Now, what are those lines? Suppose $a$ and $b$ are two natural numbers that are relatively prime, i.e., $\gcd(a,b)=1$. Then we know that $\gcd(ka,kb)=k$ for any positive integer $k$. So all (positive) integer points on the line through the origin and $(a,b,1)$ are in the graph of the gcd. Conversely, for any numbers $x,y$ with $gcd(x,y)=z$, we know that $\gcd(\frac{x}{z},\frac{y}{z})=1$, that is, the point $(x,y,z)$ lies on the line through the origin and $(\frac{x}{z},\frac{y}{z},1)$. So by drawing all these lines, we can be sure we hit all the integer points in the graph of the gcd.
What I find very beautiful about this is that when looking at this picture from the right angle, you can see the binary tree structure of this set of lines. It is precisely this binary tree that we walk along when running the Euclidean algorithm. The lines in the above picture are color coded by their depth in this “Euclidean” binary tree.
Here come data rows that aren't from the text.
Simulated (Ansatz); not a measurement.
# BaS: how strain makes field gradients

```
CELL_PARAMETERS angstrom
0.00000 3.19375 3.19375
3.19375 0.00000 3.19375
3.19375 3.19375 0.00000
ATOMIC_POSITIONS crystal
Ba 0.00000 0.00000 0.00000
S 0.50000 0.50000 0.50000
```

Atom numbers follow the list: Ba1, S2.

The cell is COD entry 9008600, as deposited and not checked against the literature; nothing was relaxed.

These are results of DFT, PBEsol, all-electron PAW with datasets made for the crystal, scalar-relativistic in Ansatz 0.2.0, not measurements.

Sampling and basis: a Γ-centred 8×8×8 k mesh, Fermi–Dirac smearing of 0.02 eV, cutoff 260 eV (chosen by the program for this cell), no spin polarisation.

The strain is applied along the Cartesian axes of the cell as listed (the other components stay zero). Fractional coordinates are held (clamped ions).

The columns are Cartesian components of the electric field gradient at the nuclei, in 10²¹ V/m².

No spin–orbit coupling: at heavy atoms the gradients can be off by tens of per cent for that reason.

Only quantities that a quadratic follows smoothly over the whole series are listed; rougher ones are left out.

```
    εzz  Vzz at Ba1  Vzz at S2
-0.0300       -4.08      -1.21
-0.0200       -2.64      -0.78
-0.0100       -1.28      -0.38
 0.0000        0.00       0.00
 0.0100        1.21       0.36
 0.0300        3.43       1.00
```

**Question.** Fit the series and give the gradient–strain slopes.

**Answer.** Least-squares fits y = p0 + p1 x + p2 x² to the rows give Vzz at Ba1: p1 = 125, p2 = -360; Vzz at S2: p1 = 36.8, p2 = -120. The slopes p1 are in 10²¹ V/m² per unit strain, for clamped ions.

The version of the Euclidean algorithm I like best this one. Suppose you want to find $\gcd(a,b)=1$. If $a>b$, compute $\gcd(a-b,b)$. If $a<b$, compute $\gcd(a,b-a)$. If $a=b$, we are done and the number $a=b$ is the gcd. At each point in the algorithm we make a choice, depending on whether $a>b$ or $a<b$. If we keep track of these choices by writing down a 1 in the former case and a 0 in the latter, then, for any pair (a,b), we get a word of 0s and 1s that describes a path through a binary tree. As we walk from one pair $(a,b)$ to the next in this fashion, we trace out a path in the plane: For each 1 we take a horizontal step and for each 0 we take a vertical step. This path can look as follows.
Now comes the twist. We can turn the Euclidean algorithm upside down. Instead of walking from the point $(a,b)$ to a point of the form $(g,g)$ and thus finding the gcd, we can also start from the point $(1,1)$ and walk to a point of the form $(\frac{a}{g},\frac{b}{g})$ to find the gcd $g$. (Why $(\frac{a}{g},\frac{b}{g})$? Well, $(\frac{a}{g},\frac{b}{g})$ is the primitive lattice vector in the direction of $(a,b)$. In terms of the graph at the top, $(\frac{a}{g},\frac{b}{g},1)$ is the starting point of the ray through $(a,b,\gcd(a,b))$.)
How do we get there? We start out by fixing the lattice basis with “left” basis vector $(0,1)$ and “right” basis vector $(1,0)$. Their sum $(1,1)$, which I call the “center”, is a primitive lattice vector. Now we ask ourselves: is the point $(a,b)$ to the left or to the right of the line through the center? If it is to the left of that line, we continue with the basis $(0,1)$ and $(1,1)$. If it is to the right of that line, we continue with the basis $(1,1)$ and $(1,0)$ and recurse: We take the sum of our two new basis vectors as the new center and ask if $(a,b)$ lies to the left or to the right of the line through the center, and continue accordingly. If $(a,b)$ lies on the line through the center, we are done: the gcd of $a$ and $b$ is the factor by which I have to multiply the center to get to $(a,b)$.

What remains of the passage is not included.